PRESIDENT Clinton's proposed new taxes would harm the competitiveness of the United States chemical industry, the country's leading exporter, at a time of relentless challenge in the global marketplace, industry spokesmen warn.
"We're by no means invulnerable," says Allen Lenz, an economist with the Chemical Manufacturers Association (CMA). "We've been a very significant contributor to the US trade balance. But competition gets tougher every year."
Consumers are generally oblivious of the chemical trade that employs 1.1 million Americans and provides the raw materials for spandex jogging clothes, nylon toothbrush bristles, and plastic mobile telephones.
Yet chemicals were a $1.2 trillion industry worldwide in 1991, the CMA notes. The US led output with $285 billion in sales, followed by Japan with $165 billion.
Although growth has slowed , the US chemical industry still betters the Gross Domestic Product by 1.25 percentage points.
Last year US exports of chemicals rose to a record $44 billion. But imports rose even faster, causing 1991's surplus of $18.8 billion to shrink to $16.3 billion, Mr. Lenz says. The US lost ground in seven of the nine major chemical groups, including the three largest: basic petrochemicals, agricultural, and plastics.

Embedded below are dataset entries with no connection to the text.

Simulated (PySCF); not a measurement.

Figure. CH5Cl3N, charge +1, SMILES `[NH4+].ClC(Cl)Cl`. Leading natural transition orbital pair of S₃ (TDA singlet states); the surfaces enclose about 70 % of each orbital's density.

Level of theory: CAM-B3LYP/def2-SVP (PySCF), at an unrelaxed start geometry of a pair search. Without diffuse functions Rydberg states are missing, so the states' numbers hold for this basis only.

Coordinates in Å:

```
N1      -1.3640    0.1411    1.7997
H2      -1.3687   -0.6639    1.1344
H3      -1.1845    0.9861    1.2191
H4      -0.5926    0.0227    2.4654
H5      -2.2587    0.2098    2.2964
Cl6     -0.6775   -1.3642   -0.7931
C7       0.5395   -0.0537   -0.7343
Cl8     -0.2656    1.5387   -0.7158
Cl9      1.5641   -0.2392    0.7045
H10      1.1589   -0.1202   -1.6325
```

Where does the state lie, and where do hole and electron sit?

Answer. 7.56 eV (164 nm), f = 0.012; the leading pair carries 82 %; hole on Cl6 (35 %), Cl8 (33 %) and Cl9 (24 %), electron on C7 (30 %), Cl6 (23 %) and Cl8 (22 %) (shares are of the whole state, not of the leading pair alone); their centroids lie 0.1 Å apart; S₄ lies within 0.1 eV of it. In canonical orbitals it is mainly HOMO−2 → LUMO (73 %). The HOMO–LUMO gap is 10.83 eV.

"Prices are set by global supply and demand. A relatively small movement can have significant implications for the industry's export position," Lenz says.
Every industrialized country has its own chemical industry, and every developing country wants one, because chemicals are the foundation of other manufacturing industries. Even countries which lack oil and gas resources, like Taiwan and South Korea, are getting into chemicals, Lenz says.
"Global competitiveness is a top issue for us," notes Matt Davis, a spokesman for the Dow Chemical Company, the nation's second-largest chemical manufacturer. "Anything that impacts our ability as a US-based company to compete is going to have repercussions around the world."
That is why the US chemical industry is wary of Mr. Clinton's proposed tax on energy consumption. Under the tax, users would pay 25.7 cents per million British thermal units on their coal and natural gas, and 59 cents per million Btu on their crude oil.
The chemical industry is the nation's largest user of energy resources, consuming 7 percent of the total. The industry uses about half the oil and gas it needs as feedstock, which it transforms into chemicals. That portion would be exempt from the tax.
However, the industry's annual $10.2 billion fuel bill would rise by $1.2 billion, the CMA estimates. Lenz calls that "a fair-sized hit."
"There needs to be an exemption for industrial fuels, or else our operations are going to become much less competitive with foreign companies," says Tom Mueller, a spokesman for Amoco Corporation.
Clinton's proposal to increase the corporate tax would add a separate burden to the chemical industry of up to $500 million annually, Lenz says.
"We sometimes make these initiatives as if we were still dominant in world manufactures trade as we were 20 years ago," Lenz says. "Some tax law or policy change that alters the cost of producing goods in the United States a relatively small percentage may now have a very significant impact [on exports]."
Lenz says the extra burden from the tax means some US companies will not be able to compete, and others will have to move production overseas. The new taxes, the CMA says, would mean 3 percent less growth in output by the year 2000, and creation of 9,900 fewer direct jobs and 8,300 indirect jobs.
Steve Smith, a spokesman for the American Institute of Chemical Engineers, notes that the industry has been good to work for. The AIChE's 56,000 members earned a median salary of $59,700 in 1992 and experienced only 2.1 percent unemployment.